Monday 30 November marks the 10th anniversary of the Battle in Seattle, the day in 1999 when 100,000 protesters took to the streets and prevented the World Trade Organisation from launching its millennium round of free trade talks. The WTO is marking the occasion with another ministerial summit, and is understandably nervous – not because it fears another spectacular uprising (the summit is being held in genteel Geneva) but because the future of the WTO as a credible institution once again hangs in the balance.
Foiled in Seattle, the WTO did eventually manage to launch its new round of trade negotiations in Doha two years later. A barrage of threats and blandishments overcame developing country resistance to the idea of starting another round of trade liberalisation, at a time when many of their economies were still coming to terms with the problems caused by the previous Uruguay round of trade talks, which concluded in 1994.
Yet since then the talks have collapsed again and again. The EU and US have pressed hard for developing countries to open up their industrial and services sectors to foreign imports, while steadfastly refusing to reduce their own agricultural subsidies in real terms. Developing countries have banded together to fight off the worst of EU and US aggression, but have not managed to realise the mythical "development agenda" that they were promised.

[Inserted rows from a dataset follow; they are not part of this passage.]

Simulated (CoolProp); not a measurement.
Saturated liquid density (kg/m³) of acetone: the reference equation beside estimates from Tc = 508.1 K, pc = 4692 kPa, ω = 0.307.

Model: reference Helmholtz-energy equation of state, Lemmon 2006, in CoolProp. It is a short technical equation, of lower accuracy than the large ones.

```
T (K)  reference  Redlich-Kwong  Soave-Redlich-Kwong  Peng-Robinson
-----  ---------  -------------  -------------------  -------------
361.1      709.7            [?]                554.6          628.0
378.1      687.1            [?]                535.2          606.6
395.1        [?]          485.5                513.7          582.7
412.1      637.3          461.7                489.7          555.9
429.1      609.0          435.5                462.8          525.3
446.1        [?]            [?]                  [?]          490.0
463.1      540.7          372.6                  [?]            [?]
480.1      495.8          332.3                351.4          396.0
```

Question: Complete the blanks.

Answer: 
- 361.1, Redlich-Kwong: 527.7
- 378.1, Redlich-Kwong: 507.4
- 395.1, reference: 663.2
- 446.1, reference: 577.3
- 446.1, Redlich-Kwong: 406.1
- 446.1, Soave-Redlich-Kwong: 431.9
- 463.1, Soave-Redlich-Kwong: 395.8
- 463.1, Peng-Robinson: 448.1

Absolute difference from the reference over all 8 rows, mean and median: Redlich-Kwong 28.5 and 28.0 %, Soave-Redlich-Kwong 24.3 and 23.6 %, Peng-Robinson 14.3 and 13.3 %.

Despite this, WTO director general Pascal Lamy is now calling for the conclusion of the Doha round on the grounds that it will help the poorest countries out of poverty. His new-found concern for the world's poor is certainly touching. When he was European trade commissioner, he made a name for himself by driving through EU corporate interests without the slightest care for the rights of poor countries or poor people. Nor has he done anything in his present job to suggest that he is on the side of the oppressed.